By Anthony Tommasini
Penguin Press ($30).

The germ that sparked this book was a controversial series of articles the author wrote in 2011 on “The Top Ten Composers,” which solicited suggestions from the NYT readership and pleased practically no one, because some of everyone’s favorite composers were inevitably omitted from the list. Here, Mr. Tommasini gives 17 of his own choices, from Claudio Monteverdi (1567-1643) to Igor Stravinsky, who died in 1971 — adding an epilogue in which he discusses composers whose works are too recent for us to know whether they will eventually fall into the “greatness” canon.

“What’s the big deal about Mozart? About Verdi?” Mr. Tommasini asks. “That’s what I’ve attempted to explain.”

In the interest of full disclosure, I admit that I can only write a subjective review of this very subjective book. Mr. Tommasini and I have much in common that has made my worldview of music akin to his. Although we have only met occasionally and under professional circumstances, and he’s a decade younger, we were both born in Brooklyn, grew up listening to early LP recordings, taking music lessons while being exposed to New York’s classical music scene, majored in music at an Ivy League college and went on to get doctorate degrees at Boston University.

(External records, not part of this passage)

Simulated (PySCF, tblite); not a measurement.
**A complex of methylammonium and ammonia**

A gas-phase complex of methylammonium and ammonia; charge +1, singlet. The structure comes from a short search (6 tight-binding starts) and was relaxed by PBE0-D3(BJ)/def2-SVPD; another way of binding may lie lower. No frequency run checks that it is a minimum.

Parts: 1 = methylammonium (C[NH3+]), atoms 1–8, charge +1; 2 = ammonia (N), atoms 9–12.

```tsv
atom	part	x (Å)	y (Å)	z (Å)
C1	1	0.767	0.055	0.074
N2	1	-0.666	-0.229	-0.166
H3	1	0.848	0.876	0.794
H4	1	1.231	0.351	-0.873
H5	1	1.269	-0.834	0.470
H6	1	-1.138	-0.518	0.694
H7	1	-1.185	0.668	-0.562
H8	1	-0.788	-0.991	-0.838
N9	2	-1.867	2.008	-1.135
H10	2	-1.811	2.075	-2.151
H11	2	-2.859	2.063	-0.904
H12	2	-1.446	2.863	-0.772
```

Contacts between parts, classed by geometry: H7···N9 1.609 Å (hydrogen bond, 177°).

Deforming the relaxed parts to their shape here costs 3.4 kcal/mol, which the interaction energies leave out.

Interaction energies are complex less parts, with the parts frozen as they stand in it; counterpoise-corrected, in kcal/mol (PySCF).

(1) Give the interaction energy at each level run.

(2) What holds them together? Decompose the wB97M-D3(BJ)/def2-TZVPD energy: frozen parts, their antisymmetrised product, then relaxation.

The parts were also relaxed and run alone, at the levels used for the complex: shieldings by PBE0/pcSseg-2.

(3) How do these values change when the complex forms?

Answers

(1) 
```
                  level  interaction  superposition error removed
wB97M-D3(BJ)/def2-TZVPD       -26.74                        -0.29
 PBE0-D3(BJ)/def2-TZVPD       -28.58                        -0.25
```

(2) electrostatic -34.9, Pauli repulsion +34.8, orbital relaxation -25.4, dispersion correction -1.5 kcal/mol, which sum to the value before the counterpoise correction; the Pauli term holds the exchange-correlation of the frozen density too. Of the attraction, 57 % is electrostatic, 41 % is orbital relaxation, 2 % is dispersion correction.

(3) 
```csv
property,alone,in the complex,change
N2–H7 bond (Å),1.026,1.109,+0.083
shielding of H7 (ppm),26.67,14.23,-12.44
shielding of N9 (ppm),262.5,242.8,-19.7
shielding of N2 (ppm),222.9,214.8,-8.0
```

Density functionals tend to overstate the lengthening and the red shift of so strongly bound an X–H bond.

When Mr. Tommasini cites Leo Schrade’s 1950 Monteverdi biography to support the thesis that this composer was the seminal figure responsible for the coming of “modern” music, I recall that book as one of my musical bibles from college days — it still sits prominently on my shelf. I, too, would name Monteverdi as the first of the “great” composers. I could use the chapter on Monteverdi as notes for my own lectures on the birth of opera and the early Baroque without committing plagiarism. It contains everything I think an audience needs to know about the subject. Later in the book, Mr. Tommasini’s explanation of Schoenberg and the development of the so-called 12-tone system is likewise brilliant and succinct.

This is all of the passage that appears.